Please correct me if I misunderstood your problem.

What are good examples of: "operation of a program should map input values to output values rather than change data in place"

I came across this sentence in Scala in explaining its functional behavior.
operation of a program should map input of values to output values rather than change data in place
Could somebody explain it with a good example?
Edit: Please explain or give example for the above sentence in its context, please do not make it complicate to get more confusion
The most obvious pattern that this is referring to is the difference between how you would write code which uses collections in Java when compared with Scala. If you were writing scala but in the idiom of Java, then you would be working with collections by mutating data in place. The idiomatic scala code to do the same would favour the mapping of input values to output values.

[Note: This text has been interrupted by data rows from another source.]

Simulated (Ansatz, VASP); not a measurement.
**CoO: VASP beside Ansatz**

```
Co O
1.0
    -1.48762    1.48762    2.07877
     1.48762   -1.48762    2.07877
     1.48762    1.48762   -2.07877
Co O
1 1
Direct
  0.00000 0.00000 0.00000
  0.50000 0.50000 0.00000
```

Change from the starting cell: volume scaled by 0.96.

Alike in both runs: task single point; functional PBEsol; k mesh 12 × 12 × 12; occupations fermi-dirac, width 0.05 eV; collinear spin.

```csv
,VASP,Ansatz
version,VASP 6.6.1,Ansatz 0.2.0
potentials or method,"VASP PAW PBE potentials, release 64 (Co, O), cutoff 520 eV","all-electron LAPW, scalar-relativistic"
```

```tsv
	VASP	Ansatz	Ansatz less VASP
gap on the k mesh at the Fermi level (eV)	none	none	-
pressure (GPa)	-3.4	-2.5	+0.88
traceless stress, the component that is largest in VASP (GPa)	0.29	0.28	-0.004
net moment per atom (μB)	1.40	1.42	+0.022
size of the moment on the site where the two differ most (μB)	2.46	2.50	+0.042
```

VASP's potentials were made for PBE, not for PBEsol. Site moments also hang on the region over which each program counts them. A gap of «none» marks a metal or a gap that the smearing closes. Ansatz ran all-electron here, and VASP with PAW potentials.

Let's have a look at a few things you might want to do to a collection:
Filtering
In Java, if I have a List<Trade> and I am only interested in those trades executed with Deutsche Bank, I might do something like:
for (Iterator<Trade> it = trades.iterator(); it.hasNext();) {
Trade t = it.next();
if (t.getCounterparty() != DEUTSCHE_BANK) it.remove(); // MUTATION
}
Following this loop, my trades collection only contains the relevant trades. But, I have achieved this using mutation - a careless programmer could easily have missed that trades was an input parameter, an instance variable, or is used elsewhere in the method. As such, it is quite possible their code is now broken. Furthermore, such code is extremely brittle for refactoring for this same reason; a programmer wishing to refactor a piece of code must be very careful to not let mutated collections escape the scope in which they are intended to be used and, vice-versa, that they don't accidentally use an un-mutated collection where they should have used a mutated one.
Compare with Scala:
val db = trades filter (_.counterparty == DeutscheBank) //MAPPING INPUT TO OUTPUT
This creates a new collection! It doesn't affect anyone who is looking at trades and is inherently safer.
Mapping
Suppose I have a List<Trade> and I want to get a Set<Stock> for the unique stocks which I have been trading. Again, the idiom in Java is to create a collection and mutate it.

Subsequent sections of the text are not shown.